Sitting in a warm minivan, with my sleeping toddler, in driveway of the house I own makes death row seem world’s away. Instead of just minutes…
Two years after my life began Walter McMillan’s life was sentenced to end.
As a black man in rural Alabama he received the short end of an ugly stick. One sunny afternoon while Walter hosted a fish fry in his front yard, someone murdered a woman miles away in town. Six months later a career criminal fingered Walter for the crime. Poverty restricted Walter to state appointed attorneys who quickly lost the case. In one and a half days a white jury convicted Walter McMillan and condemned him to life in prison. For a crime he didn’t commit…
From life to death
Immediately on the jury’s conviction, the judge chose to change Walter’s life sentence to death row. (Alabama remained a rare state which allowed this change by a judge.) While this change spelled death for Walter it also brought him to the attention to Bryan Stevenson, a lawyer who defended death cases.
“We were with him all day that woman died!” Minnie McMillan said shaking her head.
Bryan Stevenson and his organization the Equal Justice Initiative spent years building the case for Walter’s innocence. Despite conclusive, clear proof it took years before any judge would reconsider the case. Finally in 1989 a judge ruled that Walter deserved a new trial. Four years later Walter received a declaration of innocence.

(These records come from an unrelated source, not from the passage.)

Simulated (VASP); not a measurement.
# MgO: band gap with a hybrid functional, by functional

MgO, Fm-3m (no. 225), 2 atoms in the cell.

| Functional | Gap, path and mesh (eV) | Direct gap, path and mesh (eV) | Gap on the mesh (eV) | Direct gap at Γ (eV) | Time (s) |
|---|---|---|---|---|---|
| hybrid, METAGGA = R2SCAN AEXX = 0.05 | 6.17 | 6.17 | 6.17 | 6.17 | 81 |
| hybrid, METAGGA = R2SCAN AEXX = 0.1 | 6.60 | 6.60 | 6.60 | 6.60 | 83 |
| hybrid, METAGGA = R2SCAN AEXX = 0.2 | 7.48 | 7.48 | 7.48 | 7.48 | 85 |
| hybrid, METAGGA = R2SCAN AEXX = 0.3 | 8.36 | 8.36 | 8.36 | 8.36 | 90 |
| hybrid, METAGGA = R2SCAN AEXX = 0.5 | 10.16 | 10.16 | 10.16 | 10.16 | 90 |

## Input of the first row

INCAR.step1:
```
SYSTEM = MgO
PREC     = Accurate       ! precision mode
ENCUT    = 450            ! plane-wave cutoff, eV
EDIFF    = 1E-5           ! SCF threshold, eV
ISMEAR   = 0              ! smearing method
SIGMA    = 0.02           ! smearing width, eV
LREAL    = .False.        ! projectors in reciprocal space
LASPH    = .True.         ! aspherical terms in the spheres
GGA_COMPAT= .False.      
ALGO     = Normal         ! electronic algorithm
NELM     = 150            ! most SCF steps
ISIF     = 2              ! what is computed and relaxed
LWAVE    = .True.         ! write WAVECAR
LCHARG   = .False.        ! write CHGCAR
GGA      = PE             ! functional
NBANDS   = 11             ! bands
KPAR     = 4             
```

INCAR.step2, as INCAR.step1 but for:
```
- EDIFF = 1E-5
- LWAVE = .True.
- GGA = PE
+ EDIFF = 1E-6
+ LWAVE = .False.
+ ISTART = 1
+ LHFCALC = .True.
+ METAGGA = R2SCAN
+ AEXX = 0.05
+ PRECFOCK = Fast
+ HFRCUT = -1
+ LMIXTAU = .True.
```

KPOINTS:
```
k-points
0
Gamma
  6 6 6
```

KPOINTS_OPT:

If Walter had more money, he could have hired better defense for his clear case in the first place.
If Walter had white skin he would have fared better treatment from local police and the all-white jury.
If that Judge hadn’t sentenced Walter to die, he wouldn’t have won his freedom. Bryan Stevenson and other lawyers wouldn’t have seen his case.
Through 6 years of litigation Bryan Stevenson shares (In his book Just Mercy) the difficulty of changing a court. Despite possessing glaringly obvious evidence he simply couldn’t get judges or prosecutors to care enough to act.
Bryan Stevenson spends a lifetime looking out for those on death row and fighting against racial bias.
Many of his clients suffer because those in power didn’t care enough to think mercifully about justice.
Others of his clients suffer due to active racism perpetrated against them by those in power.
Injustice happens when those in power act wrongly with their power.
Injustice happens when those with power chose to ignore suffering.
Injustice happens when we live for ourselves rather than others.
What you need
You don’t need a law degree to pursue justice. You just need to care.
You don’t need wealth to cause injustice. You just need more power than someone else.
Jesus on justice
Jesus raged against leaders making religion keep others from God.
Jesus defended the week from those who wanted to flaunt their power.
Jesus paid the ultimate price to effect the greatest declaration ever of non-guilt.
Jesus advocated extraordinary responses to personal injustice.
I hope I have the bravery to look for injustice around me. Solving injustice means simply caring enough to care and act. Following Jesus means caring about others and caring means advocating for justice.